Tolstoy himself is something of an interesting figure. I gather he’s a distant cousin of Leo Tolstoy. He’s also the stepson of Patrick O’Brien, who wrote the outstanding Aubrey & Maturin series of naval epics set during the Napoleonic wars. Having grown up in Britain, Tolstoy developed an interest in Arthurian literature, and I especially enjoyed his non-fiction book, The Quest for Merlin. That book introduced me to Geoffrey of Monmouth’s Vita Merlini, which in turn inspired my poem “The Passage of Merlin” which was reprinted at Eye to the Telescope earlier this year.

When I first discovered Arthurian literature and started processing it, I had a vision of creating a work similar in scope to Tolstoy’s The Coming of the King. I envisioned telling the ultimate Arthurian tale. Of course, many far-more-noted authors have also done so, ranging from Mark Twain to John Steinbeck to the aforementioned T.H. White. Tolstoy sidestepped the trap of writing “yet another Arthurian fantasy” by writing about people who lived a generation or two after Arthur and were influenced by his legacy.

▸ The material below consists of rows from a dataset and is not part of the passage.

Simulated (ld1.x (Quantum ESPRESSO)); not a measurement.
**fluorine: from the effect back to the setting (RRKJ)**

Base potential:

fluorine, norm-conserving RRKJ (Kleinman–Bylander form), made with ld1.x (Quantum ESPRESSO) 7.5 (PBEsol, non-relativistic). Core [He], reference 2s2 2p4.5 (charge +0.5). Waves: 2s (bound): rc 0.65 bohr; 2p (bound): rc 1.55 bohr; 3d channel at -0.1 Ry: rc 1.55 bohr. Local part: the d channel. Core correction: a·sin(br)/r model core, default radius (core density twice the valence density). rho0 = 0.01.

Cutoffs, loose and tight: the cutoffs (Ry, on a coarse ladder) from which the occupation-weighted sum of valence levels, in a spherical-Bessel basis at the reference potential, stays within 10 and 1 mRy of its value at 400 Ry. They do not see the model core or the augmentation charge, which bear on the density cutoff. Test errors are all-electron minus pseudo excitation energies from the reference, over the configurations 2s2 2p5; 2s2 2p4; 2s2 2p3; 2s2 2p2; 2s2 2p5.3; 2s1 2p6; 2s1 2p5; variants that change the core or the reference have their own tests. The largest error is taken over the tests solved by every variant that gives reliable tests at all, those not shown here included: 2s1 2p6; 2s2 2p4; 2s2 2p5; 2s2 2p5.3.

I’m often asked how an author can create fantasy that isn’t derivative of the epic fantasy of J.R.R. Tolkien or the sword and sorcery of Robert E. Howard. One answer is simply to read the classics. The ones Tolstoy drew from are good choices. Grimm’s fairy tales are also good choices. In that way, a writer can get to the roots of fantasy. From that basis, you can start adapting the themes and types of characters to situations and locations that mean something to you.

My first professional fantasy (and steampunk) sale was a story I was moved to write after reading Moby Dick and then Ray Bradbury’s accounts of writing the novel’s screenplay. I replaced sailing ships with airships and whales with dragons and wrote “The Slayers” which was published in Realms of Fantasy. You can learn about the reprinted edition at: http://www.davidleesummers.com/slayers.html.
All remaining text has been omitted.